MERRILLVILLE | Speed kills, as the cliche goes.
Merrillville showed just how much an advantage in team speed can do for a football team in its 50-21 dismantling of Fort Wayne Carroll Friday night.
"We just executed well early," coach Zac Wells said. "We've played well enough to win (in the playoffs) and that's all that counts right now."
Once a ball carrier in black and purple got a little space, it was over. The result was big plays of 25, 45, 65 and 54 yards.
Brian Jenkins played a big role. The senior wideout finished with 132 yards on seven catches with two touchdowns.
"I just came in mentally prepared," Jenkins said. "All we had to do is keep the tempo up and run."
The Pirates (10-2) got things started early. Jake Raspopovich hit Aaron Dye with a 45-yard touchdown strike down the seam on the game's third play.
The Chargers (10-2) gave it right back when Ryan Neal intercepted his eighth pass of the season. That play led to a 36-yard Matt Warren field goal and Merrillville never looked back.
The next Carroll possession ended when Cleveland Lomax blocked the Chargers' punt. A few minutes later, Bryant Isabell plunged in from two yards to make it 15-0 Merrillville.
Then came the biggest play of the night. Raspopovich found Jenkins down the middle for a demoralizing 65-yard score that let all the air out of the Chargers' sails.
It was 36-0 by the break, when Merrillville held a 346-80 advantage in total yards.
"You never expect this kind of margin at this level," Wells said. "We were subbing in the third quarter."
Raspopovich finished with 368 total yards, 267 passing and 101 on the ground, and four total touchdowns.
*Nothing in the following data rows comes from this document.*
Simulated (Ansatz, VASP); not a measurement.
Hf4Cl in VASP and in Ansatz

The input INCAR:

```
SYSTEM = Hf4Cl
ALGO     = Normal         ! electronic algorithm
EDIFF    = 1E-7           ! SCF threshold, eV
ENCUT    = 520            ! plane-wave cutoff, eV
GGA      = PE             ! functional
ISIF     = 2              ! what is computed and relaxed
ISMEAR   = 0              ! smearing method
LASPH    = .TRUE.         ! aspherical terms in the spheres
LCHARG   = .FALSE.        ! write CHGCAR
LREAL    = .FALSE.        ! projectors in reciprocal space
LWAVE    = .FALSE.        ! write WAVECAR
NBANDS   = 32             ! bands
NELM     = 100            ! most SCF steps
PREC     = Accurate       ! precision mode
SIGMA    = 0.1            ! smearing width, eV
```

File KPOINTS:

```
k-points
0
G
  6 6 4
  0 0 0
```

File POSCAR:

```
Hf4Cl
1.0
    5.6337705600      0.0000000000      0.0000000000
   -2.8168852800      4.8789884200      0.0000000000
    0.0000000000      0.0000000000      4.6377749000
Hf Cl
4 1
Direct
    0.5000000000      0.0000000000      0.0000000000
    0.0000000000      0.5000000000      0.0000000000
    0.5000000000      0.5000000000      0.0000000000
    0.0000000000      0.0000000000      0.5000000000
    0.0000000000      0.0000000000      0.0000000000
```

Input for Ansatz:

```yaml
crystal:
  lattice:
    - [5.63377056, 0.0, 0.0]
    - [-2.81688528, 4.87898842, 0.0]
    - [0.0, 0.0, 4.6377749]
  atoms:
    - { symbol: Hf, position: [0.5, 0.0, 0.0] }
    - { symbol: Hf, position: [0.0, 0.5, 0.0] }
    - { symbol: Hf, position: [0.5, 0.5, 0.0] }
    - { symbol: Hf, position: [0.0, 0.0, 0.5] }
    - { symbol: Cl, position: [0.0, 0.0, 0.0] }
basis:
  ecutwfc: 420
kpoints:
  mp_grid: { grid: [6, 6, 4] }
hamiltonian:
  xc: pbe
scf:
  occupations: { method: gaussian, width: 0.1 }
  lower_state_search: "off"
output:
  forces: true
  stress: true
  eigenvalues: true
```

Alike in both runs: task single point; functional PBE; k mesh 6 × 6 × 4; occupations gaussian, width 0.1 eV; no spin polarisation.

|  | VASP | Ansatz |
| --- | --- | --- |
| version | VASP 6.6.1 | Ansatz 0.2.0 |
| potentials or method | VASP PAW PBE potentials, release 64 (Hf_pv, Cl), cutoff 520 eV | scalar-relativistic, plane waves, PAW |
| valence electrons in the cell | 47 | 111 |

The best play of the night may have been Dylon Collins' 10-yard run, during which he broke multiple tackles and scampered into the end zone in the third quarter.
Carroll got its points late on Christian Perry passes to Justin and Anthony Tranquill of 29 and eight yards, respectively, and a 3-yard Anthony Tranquill run.
"There won't be a letdown. We learned from last year," Jenkins said. "We just have to take it one game at a time."